How legal fictions, market myths, and institutional rituals keep the modern world from flying apart
The Legal Fiction
At the end of law school, during my postgraduate course, we shared the classroom with students from the business faculty. The arrangement was reciprocal: we could attend their courses, and they wandered into ours—the austere and occasionally theological halls of legal doctrine.
The contrast between the two tribes was unmistakable.
They were business school graduates. We were law graduates.
And the mental furniture we carried into the room could not have been more different.
This became particularly visible when we were asked to dissect a complicated merger operation. The business school graduates navigated balance sheets, valuation models, and strategic rationale with respectable confidence. But they stumbled—almost comically—when the discussion reached the concept of the legal person.
To us budding jurists this was pure banality. First semester material. A corporation is a legal person. A foundation is a legal person. A nonprofit association is a legal person. The state is a legal person. A municipality is a legal person. The matter required no further contemplation.
To them, however, it seemed faintly absurd.
How could something immaterial—an idea, a construct, a piece of paper filed in a registry—possess the attributes of a living, breathing human being? How could a company, a charity, a political party, or even a state be treated in law as though it were a person?
If you have legal training, you might smirk at this point. The distinction is obvious, after all. There are natural persons and there are legal persons. Both fall under the category of “persons,” even though one category is made of flesh and the other of paperwork.

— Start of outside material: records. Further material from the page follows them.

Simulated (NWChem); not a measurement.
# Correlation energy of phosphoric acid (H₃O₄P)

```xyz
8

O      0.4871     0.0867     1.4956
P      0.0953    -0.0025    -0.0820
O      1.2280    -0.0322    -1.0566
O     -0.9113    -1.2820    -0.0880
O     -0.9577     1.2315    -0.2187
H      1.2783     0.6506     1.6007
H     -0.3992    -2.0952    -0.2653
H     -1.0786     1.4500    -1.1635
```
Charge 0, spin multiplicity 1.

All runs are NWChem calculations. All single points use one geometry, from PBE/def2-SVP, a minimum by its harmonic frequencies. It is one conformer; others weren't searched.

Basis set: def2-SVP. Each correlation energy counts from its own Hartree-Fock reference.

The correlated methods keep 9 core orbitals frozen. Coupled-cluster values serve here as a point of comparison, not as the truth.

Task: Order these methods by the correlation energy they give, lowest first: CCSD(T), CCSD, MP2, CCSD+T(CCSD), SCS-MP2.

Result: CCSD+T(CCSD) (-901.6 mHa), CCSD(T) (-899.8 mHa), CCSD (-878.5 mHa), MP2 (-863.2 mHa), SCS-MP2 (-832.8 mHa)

But if we are being honest, the business school graduates were asking the right question.
They had not yet been thoroughly conditioned by legal training. Their intellectual reflexes were still intact. They had not yet learned the first professional survival rule of law school: memorize the doctrine and suppress the existential implications.
To confer personality upon a figment of imagination is not a description of physical reality.
It is an act of collective pretending.
A very useful pretending.
Modern legal systems would collapse within days without a whole army of such carefully maintained illusions. Legal fictions are not peripheral curiosities. They are the invisible scaffolding of the entire edifice.
They permeate every corner of daily life.
They are imaginary—and yet they are as real in their consequences as a heart attack.
And you encounter them constantly, often without noticing.
Money, for instance, is nothing but an abstraction with remarkable staying power. The concept of value itself is a collective hallucination supported by trust, habit, and a shared unwillingness to ask uncomfortable questions. As long as the machinery hums quietly in the background, nobody feels compelled to examine it too closely.
People begin noticing the abstraction only when it stops working.
The populations of Argentina or Zimbabwe could offer several educational anecdotes on the subject.
And in milder form, much of the developed world is beginning to rediscover this lesson as inflation slowly gnaws at what many assumed to be the bedrock of economic life.
Property is another elegant fiction.
Nature knows nothing of property. Nature understands only cause and consequence. Ownership exists only insofar as a community agrees to recognize and enforce it.
Property became far more useful once information could travel quickly and institutions could communicate with each other. A property claim means very little if you cannot prove it to others or enforce it when someone challenges it.
And even then the claim rests on another abstraction: value.
When value disappears, ownership begins to wobble.
At the moment, China offers a rather dramatic case study. Millions of people paid large advance deposits for apartments that were promised but never finished. The real estate bubble cracked, prices collapsed, and many buyers are now abandoning their obligations altogether. Continuing the payments costs more than the property is worth.
Suddenly the abstraction falters.
The conceptual machinery sputters.
Even citizenship—the cornerstone of modern political identity—is merely another carefully maintained fiction.
In the West, many people are born with a valuable citizenship and treat it as an immutable birthright. Yet nothing in the universe guarantees its permanence. Citizenship is a status granted by a legal system, and like all legal statuses it can be revoked.
In fact, naturalized citizens across Europe are beginning to discover that their supposedly permanent membership becomes remarkably fragile if their conduct strays outside approved parameters.
Rights that appear eternal in calm times can become surprisingly conditional once circumstances change.
The law extends its tentacles everywhere.
And some of its inventions eventually grow far beyond the legal sphere that produced them.
The Gallery of Civilized Pretending
We pretend that corporations are persons because the system would otherwise become unmanageable.
We pretend that an electoral majority represents the will of the entire population because democracies would grind to a halt if we admitted the obvious—that large minorities remain unconvinced.
We pretend that markets operate according to neutral mechanical laws and that participants behave rationally, because this makes regulation look fair and impartial.
And we pretend that nations are equal because acknowledging the alternative would force us to confront the rather awkward persistence of power politics.
The theater of this particular fiction can be observed every year at the United Nations.
Tiny Nauru enjoys the same vote in the General Assembly as the United States.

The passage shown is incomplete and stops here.